Search code examples
regexregex-groupregex-greedy

Repeated capture group and lazy issue


I want to capture "foo" and any occurrence of "bar". Plus, I need to ignore any string between them and bar is optional.

Example text:

foo ignoreme barbarbar
foo ignoreme bar
foo ignoreme 
foo something abcbar

Expected:

foo barbarbar
foo bar
foo
foo bar

A tried with this regex :

(foo)(?:.*)((?:bar)*)

But the .* capture all the end of the string:

foo
foo
foo
foo

So I changed it to lazy to stop the capture:

(foo)(?:.*?)((?:bar)*)

I almost got the same result, only foo is captured.

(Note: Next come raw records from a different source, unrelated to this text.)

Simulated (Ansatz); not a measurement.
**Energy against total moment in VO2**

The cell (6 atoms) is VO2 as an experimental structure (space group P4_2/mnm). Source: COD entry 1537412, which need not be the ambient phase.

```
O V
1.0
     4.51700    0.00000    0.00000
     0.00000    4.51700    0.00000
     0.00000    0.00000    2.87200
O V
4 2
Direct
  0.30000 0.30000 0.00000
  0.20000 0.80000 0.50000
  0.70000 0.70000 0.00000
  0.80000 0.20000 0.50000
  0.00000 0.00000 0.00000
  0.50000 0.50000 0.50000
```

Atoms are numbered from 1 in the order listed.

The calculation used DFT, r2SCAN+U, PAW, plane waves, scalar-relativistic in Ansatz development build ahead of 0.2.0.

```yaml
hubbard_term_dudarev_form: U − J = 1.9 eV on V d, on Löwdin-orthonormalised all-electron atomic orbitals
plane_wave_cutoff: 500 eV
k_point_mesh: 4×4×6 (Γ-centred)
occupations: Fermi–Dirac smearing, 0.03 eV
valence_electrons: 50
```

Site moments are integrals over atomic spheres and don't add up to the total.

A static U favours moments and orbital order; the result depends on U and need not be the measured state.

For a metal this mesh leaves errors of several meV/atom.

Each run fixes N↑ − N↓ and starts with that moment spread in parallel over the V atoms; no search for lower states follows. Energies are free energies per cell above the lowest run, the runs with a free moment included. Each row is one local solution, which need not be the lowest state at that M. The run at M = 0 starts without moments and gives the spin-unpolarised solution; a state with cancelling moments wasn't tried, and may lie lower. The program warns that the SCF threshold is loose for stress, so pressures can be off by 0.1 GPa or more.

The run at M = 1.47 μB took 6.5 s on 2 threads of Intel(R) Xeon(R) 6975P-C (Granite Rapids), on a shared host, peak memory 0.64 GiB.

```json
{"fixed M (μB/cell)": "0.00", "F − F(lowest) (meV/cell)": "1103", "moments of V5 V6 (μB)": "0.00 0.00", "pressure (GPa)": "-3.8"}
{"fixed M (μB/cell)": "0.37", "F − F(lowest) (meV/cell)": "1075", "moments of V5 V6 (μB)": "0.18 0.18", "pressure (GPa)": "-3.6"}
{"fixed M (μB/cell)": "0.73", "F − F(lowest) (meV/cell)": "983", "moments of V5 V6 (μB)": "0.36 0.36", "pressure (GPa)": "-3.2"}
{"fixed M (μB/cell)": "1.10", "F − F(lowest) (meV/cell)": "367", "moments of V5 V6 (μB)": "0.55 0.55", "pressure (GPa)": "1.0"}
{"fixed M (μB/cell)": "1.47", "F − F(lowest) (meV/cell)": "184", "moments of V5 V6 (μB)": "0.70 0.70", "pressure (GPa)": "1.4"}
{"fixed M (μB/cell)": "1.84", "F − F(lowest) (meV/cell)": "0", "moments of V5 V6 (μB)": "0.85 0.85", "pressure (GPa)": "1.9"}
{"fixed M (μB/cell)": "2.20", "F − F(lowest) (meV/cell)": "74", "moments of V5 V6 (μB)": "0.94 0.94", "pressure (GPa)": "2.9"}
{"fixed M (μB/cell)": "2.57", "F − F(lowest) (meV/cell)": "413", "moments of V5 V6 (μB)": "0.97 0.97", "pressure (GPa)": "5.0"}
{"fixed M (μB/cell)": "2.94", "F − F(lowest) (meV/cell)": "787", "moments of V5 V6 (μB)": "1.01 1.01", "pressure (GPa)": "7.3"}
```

It seems it stop the capture to early, however, this almost works:

(foo)(?:.*?)((?:bar)+)

foo barbarbar
foo bar
<miss third line>
foo bar

But it misses the third line because the pattern "bar" must appear one time. Example here https://regex101.com/r/NIUPew/1

Any idea from a regex guru? Thanks!


Solution

  • You can move the repeated capturing group into the non-capturing group while making that group optional:

    (foo)(?:.*?((?:bar)+))?
    

    See the regex demo.

    Details:

    • (foo) - Group 1: foo
    • (?:.*?((?:bar)+))? - an optional non-capturing group that will be tried at least once (because ? is a greedy quantifier matching the quantified pattern one or zero times) to match
      • .*? - any zero or more chars other than line break chars as few as possible
      • ((?:bar)+) - Group 2: one or more bar char sequences.